Loading...

The University of Bergen, leading the work package on Monitoring and Evaluation, has been engaged in continuous monitoring and evaluation, analysing a number of documents from meeting minutes and cluster progress reports to TRANSFORM deliverables. In addition, at the end of the second year, they conducted evaluative conversations – semi-structured active interviews with cluster partners about the project partners’ experiences and about the organisational-institutional settings in which they are working.  The findings fed into the Second Interim Monitoring Report available.  Do you want a sneak peek of the preliminary findings?  Then keep reading…

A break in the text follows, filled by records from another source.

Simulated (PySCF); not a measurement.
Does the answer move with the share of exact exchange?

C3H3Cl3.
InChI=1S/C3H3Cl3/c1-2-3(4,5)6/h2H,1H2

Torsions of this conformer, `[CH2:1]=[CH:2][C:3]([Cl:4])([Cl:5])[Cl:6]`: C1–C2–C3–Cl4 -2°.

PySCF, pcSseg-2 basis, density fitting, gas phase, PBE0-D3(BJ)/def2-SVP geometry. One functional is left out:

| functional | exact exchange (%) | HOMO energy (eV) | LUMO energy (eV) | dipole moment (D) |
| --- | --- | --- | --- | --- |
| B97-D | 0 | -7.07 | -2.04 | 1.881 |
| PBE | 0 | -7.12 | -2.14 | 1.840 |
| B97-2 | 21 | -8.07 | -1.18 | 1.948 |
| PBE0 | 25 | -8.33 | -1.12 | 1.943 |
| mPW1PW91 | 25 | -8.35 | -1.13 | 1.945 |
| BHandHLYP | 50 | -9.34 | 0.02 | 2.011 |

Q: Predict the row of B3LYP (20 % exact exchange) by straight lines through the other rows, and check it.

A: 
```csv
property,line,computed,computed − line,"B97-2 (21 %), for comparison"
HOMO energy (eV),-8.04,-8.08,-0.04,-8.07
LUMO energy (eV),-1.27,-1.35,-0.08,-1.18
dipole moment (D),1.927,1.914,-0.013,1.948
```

The evaluation approach used in the Second Interim Monitoring Report combines the notions of double loop learning for the project formation processes with the concept of translation and ecologies of participation. Double-loop learning can be defined as learning that involves the questioning and revision of elements of one’s own world-view. This can happen gradually or also take place at crucial moments. A focus on translations of RRI within broader ecologies of participation allows for moving beyond the assessment of individual engagement activities as “good” or “bad” and scoring, scaling or ranking them, and enables us to assess how techniques or methodologies of engagement shift and change when they are applied in a particular regional or territorial setting.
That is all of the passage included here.